Rites of Peace: The Fall of Napoleon & the Congress of Vienna

Written by Adam Zamoyski
Review by Geraldine Perriam

This is an astonishingly rich work, packed with detail and analysis. Not simply about the Congress of Vienna, it establishes the historical context and explores the events surrounding the congress, and the author offers detailed vignettes of the main players, from Talleyrand to the Tsar of Russia, whilst managing to establish a sense of intimacy in the narrative.

We read of Castlereagh and his family, including his young nephew and niece, all setting out in the fog on Boxing Day, 1813, to cross to Holland where Castlereagh was to meet with the Prince of Orange. We are even told about Lady Castlereagh’s bulldog (the wonderfully named Venom) and the horrendous crossing in a bitterly cold gale. It is refreshing to read a more nuanced exploration of the capabilities and character of Talleyrand (Napoleon’s merde en bas de soie) and the machinations of Metternich.

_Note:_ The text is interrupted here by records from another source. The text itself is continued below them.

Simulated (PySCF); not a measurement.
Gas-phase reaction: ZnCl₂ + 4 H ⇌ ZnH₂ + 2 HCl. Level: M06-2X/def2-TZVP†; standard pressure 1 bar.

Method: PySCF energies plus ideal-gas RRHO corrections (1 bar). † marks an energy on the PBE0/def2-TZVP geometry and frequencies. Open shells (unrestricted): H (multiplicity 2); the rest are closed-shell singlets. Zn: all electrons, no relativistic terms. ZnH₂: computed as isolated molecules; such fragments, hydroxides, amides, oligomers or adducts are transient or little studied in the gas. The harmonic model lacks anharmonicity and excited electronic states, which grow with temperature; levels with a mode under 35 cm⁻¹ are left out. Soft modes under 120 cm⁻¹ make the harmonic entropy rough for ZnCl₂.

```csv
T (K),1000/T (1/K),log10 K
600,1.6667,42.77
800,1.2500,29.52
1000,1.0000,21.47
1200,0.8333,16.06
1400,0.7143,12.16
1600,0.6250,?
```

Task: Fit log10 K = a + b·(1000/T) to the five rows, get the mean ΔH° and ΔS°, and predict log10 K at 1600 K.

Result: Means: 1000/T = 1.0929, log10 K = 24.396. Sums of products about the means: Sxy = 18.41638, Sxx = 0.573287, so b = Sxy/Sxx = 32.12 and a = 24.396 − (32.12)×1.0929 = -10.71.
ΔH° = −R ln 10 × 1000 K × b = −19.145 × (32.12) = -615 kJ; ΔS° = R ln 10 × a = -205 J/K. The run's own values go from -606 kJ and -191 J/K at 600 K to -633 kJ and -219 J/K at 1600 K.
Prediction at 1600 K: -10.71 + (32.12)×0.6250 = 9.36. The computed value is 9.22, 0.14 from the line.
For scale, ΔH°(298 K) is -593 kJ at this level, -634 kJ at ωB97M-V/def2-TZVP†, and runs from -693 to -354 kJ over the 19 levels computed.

Zamoyski claims that the consequences of the Congress of Vienna “include all that has taken place in Europe since”. Certainly, one sees an incredible similarity between the negotiations and machinations of the politicians and diplomats then and comparable events now. Finally, there are lots of lovely maps, sumptuous endpapers and extensive footnotes. It is impossible in such a short space to do the work justice. Highly recommended.